# First steps

In [None]:
!git clone https://github.com/retentioneering/retentioneering-tools.git
!python retentioneering-tools/setup.py install
!pip install shap==0.29.1
!pip install -I shap

In [None]:
PROJECT_PATH = 'retentioneering-tools'
from importlib.machinery import SourceFileLoader
somemodule = SourceFileLoader('retentioneering', 'retentioneering-tools/retentioneering/__init__.py').load_module()

In [None]:
from retentioneering import init_config
import pandas as pd

Firstly, we need to initialize our config file

In [None]:
init_config(
    experiments_folder='experiments', # folder for saving experiment results: graph visualization, heatmaps and etc.
    index_col='user_pseudo_id', # column by which we split users / sessions / whatever
    event_col='event_name', # column that describes event
    event_time_col='event_timestamp', # column that describes timestamp of event
    positive_target_event='passed', # name of positive target event
    negative_target_event='lost', # name of negative target event
    pos_target_definition={ # how to define positive event, e.g. empty means that add passed for whom was not 'lost'

    },
    neg_target_definition={ # how to define negative event, e.g. users who were inactive for 600 seconds.
        'time_limit': 600
    },
#     neg_target_definition={ # you also can define target event as list of other events
#         'event_list': ['lost']
#     }
)

We need to create instance of pandas DataFrame with our data.

In [None]:
import os
os.chdir('retentioneering-tools')
data = pd.read_csv('examples/data/train.csv')
data = data.sort_values('event_timestamp')

In [None]:
data = data.retention.prepare()

In [None]:
data.head()

In [None]:
edgelist = data.retention.get_edgelist()
edgelist.head()

You can use any columns as edge source and target using `cols` param, by default it is equal to list of `event_col` and automatically created `next_event` (shift of it) is used.
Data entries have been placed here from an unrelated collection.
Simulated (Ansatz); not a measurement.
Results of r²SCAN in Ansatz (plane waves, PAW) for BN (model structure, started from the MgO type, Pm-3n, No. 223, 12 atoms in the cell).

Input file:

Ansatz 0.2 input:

Also you can use any column and any aggregation e.g.
one can calculate number of unique users, who passed through edge via next chunk

In [None]:
data.head()

In [None]:
edgelist = data.retention.get_edgelist(edge_col='user_pseudo_id', edge_attributes='users_nunique', norm=False)
edgelist.sort_values('users_nunique', ascending=False).head()

or adjacency matrix

In [None]:
data.retention.get_adjacency()

All similar parameters work for adjacency matrix calculation.

In [None]:
data.retention.get_adjacency(edge_col='user_pseudo_id', edge_attributes='users_nunique', norm=False)

or we can simply visualize graph.

By default weight in visualization is equal to rate of unique users, who pass the edge,
you can change it to rate of all event occasions by turning `user_based` equal `False`.

In [None]:
data.retention.plot_graph(thresh=0.05, width=800, height=800)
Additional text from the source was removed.